Yields on government bonds touched a fresh 16-month low on Monday with the market betting that slowing economic growth and easing inflation would prompt the Reserve Bank of India (RBI) to cut the repo rate by 25 basis points on Tuesday, reports fe Bureau in Mumbai. The yield on the benchmark 10-year 8.40%, 2024 bond ended at 8.06%, the lowest since July 19, 2013. The yield has dropped more than 40 basis points over the last two months.
Expectations of a rate cut weren’t tempered by the strong HSBC Markit Purchasing Managers’ Index (PMI) for manufacturing, which came in at a 21-month peak of 53.3 for November, probably because crude oil prices fell to fresh lows of levels of $68 per barrel. With growth slowing — India’s gross domestic product grew just 5.3% y-o-y in the three months ended September, slower than the 5.7% y-o-y expansion in the previous quarter and a steady fall in retail inflation over the last three consecutive months to 5.52% in October, many now believe there’s room for a rate cut on Tuesday.
Hitendra Dave, head of global markets at HSBC, said the consensus was that inflation is moderating faster than anticipated.

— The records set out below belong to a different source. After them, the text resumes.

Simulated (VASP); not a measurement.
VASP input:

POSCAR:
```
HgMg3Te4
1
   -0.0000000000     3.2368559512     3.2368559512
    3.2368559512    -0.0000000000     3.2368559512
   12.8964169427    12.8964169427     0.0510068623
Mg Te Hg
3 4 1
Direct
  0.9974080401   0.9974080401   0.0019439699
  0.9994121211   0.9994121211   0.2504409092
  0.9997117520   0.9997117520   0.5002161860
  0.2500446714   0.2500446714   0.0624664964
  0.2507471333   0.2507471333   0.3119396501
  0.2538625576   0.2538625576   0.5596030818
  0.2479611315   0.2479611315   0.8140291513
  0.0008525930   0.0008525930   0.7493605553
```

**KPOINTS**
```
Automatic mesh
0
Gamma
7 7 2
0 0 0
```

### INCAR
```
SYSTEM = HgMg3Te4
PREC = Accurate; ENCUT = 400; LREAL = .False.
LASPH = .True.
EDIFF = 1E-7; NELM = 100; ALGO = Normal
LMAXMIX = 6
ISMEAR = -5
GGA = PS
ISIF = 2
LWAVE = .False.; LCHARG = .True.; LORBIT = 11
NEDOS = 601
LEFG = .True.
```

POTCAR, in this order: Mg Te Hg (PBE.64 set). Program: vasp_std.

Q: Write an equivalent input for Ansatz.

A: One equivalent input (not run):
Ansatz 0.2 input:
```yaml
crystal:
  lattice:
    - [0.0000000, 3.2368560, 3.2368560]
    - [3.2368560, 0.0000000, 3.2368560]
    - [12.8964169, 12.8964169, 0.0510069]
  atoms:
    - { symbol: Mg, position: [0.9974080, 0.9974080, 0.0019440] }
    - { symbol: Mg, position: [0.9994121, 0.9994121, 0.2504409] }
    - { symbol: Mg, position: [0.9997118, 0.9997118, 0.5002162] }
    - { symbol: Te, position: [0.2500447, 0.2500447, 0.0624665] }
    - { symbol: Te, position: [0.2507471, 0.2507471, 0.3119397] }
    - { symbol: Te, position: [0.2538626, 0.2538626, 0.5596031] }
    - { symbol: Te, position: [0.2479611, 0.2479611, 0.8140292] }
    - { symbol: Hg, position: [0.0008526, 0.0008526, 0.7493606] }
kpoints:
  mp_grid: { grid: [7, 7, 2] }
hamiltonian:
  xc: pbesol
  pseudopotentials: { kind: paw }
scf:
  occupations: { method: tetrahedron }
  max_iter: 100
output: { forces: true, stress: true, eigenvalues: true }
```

“As such the medium term objective of 6% will surely be reached and the RBI will get comfortable that it will be reached,” Dave said. The belief that interest rates could come off prompted foreign institutional investors to pay the highest ever premium of 68.5 basis points to get hold of investment limits auctioned on Monday. Limits worth $500 million were auctioned.
Meanwhile, the yield on the 10-year US Treasury note has slipped 10 bps over the last one month with the note trading at 2.16% on Monday. This keeps the interest rate differential between India and US wide making Indian paper attractive to foreign investors.